Tuesday, August 13, 2013

Match Play: It's Not Over 'Til It's Over

For me, match play is fundamentally different from stroke play.  In stroke play, 2 bad holes can tilt the contest.  In match play, there are still 16 holes to be played, and they're all equally weighted.  And that's the essence of why I love match play.

The approaching Solheim Cup is probably (alongside the Ryder Cup) probably the most well-known match play tournament in golf, but match play is a format that easily engages golfers at all skill levels.  Still, the Solheim makes my heart beat faster.  At a deep and basic level, because I, too, have felt it, I understand and identify with the fierce rivalry that so engages Team USA and Team Europe in this biennial competition.

But match play isn't limited to the Solheim and Ryder Cups.  The format can frame golf rivalries and competitions at all levels of player skill.


Wes and I have always framed our contests within a match play format.  The contest is so much more balanced, even though there's some distance between his handicap and mine.  (Let's face it.  Wes is the better golfer.)  I get a shot on the most difficult holes, but we're going head-to-head on most of them.  In our 3-round match last week, everything came down to a putt on the 17th hole of the 3rd round.  That's really match play at its best, intense, close, sharp competition.  (We just can't count that awful 18th hole at Indian Valley-- both of us succumbed to golf disasters.)  It's not over until it's over in match play.

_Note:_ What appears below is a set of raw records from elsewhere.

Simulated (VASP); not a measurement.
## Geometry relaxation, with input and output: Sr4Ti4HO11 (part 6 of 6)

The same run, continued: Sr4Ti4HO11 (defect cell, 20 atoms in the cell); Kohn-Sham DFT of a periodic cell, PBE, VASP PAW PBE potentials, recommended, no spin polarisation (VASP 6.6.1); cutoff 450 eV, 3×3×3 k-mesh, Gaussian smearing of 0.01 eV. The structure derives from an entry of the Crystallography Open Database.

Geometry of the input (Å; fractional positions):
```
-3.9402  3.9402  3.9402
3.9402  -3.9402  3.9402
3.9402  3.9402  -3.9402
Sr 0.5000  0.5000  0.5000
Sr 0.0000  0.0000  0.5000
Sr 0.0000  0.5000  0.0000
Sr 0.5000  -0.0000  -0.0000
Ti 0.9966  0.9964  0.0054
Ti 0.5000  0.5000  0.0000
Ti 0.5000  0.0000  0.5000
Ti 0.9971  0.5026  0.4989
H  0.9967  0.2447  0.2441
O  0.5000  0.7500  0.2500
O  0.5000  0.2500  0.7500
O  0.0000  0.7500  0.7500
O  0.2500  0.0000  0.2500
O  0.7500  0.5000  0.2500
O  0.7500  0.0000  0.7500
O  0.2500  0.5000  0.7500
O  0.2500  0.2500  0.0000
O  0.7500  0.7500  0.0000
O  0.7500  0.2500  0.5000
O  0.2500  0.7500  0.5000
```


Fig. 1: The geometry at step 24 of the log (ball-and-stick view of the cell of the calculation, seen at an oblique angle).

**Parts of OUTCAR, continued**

Barb always organizes an annual match play tournament for the Star Fort Ladies Golf Association that engages everybody and tends to run over 8 or 10 weeks because we're all responsible for arranging our own matches.  I still savor the match I played against the prevailing women's club champion several years ago.  Like Wes, she was by far the better golfer and so I had some shots on the more difficult holes.  But the match went back and forth, with me 1 up, with Lynn 1 up, with us all square, back and forth it went.  By the 16th hole we'd collected a gallery.  I really think everybody was astonished that I was still upright and playing golf.  In any case, we finished 18 all square and, without any prior arrangement in the tournament rules (Barb had apparently not anticipated this outcome for any of the matches), we made a pit stop in the club house and returned to the first tee.  All square at the end of the 19th hole.  On to #2.  I lost on a bad chip.  Lynn took the hole by one shot and won the match.  It's not over until it's over in match play.

I learned something from that match that has informed my game plan to today.  My putt begins with my chip.  No matter how good my putting, if I can't chip and get in close, I'm not going to win.  I began that day to work on my chipping, and it's still the shot I practice most, with everything from my 7 iron to my sand wedge.  Barb occasionally chips with one of her hybrids, and Wes has been known to use his 3 wood, but Wes uses his 3 wood to putt some times.

Then there's the Pumpkin Cup, which will get more blog attention later in the fall.  This annual match play tournament between the Star Fort Ladies Golf Association and the Woodfin Ridge Ladies Golf Association is modeled on the Solheim Cup, although the 4-ball format isn't used in the Pumpkin Cup.  The Pumpkin Cup began as a way to extend the interclub golf season, sort of a superbowl event in women's amateur golf.  Several years ago some women at Woodfin Ridge challenged some women at Star Fort to raise a team and spend a weekend in late October competing for a cheap pressed glass pumpkin in a match play tournament.  As you might imagine, the event has evolved.  There are team colors, Saturday and Sunday "uniforms," the emergence of a fierce rivalry, the loss of the glass pumpkin, the reclaiming of the glass pumpkin, disputes about the formula for the pairings, strategy sessions, all designed to whip all of us into a wild frenzy leading up to the weekend in late October when we take to the course and, with our vest best games, give it everything we have in every match.

Last year Woodfin Ridge hosted the Pumpkin Cup and at the end of Saturday the board looked dismal for the Star Fort team:  Woodfin Ridge - 10, Star Fort -0.  It wasn't as bad as it looks.  We had lost 7 matches by a single hole, some by a single putt.  Because we were defending the Pumpkin, we had only to play to a tie to keep the Pumpkin (our agreed-upon rule in order to avoid a late Sunday afternoon tie-breaker), but going in to Sunday we were faced with winning every match in order to tie the tournament up and keep the pumpkin.  We played out hearts out and when the day was don it was Woodfin Ridge - 11, Star Fort 9, and we'd lost the pumpkin.

But like Stacy Lewis and Paula Creamer in 2011, even as we stood to the side and as watched the Woodfin Ridge women celebrate their victory, we plotted our revenge and vowed to take back the pumpkin this October.  Because in match play, it's not over until it's over.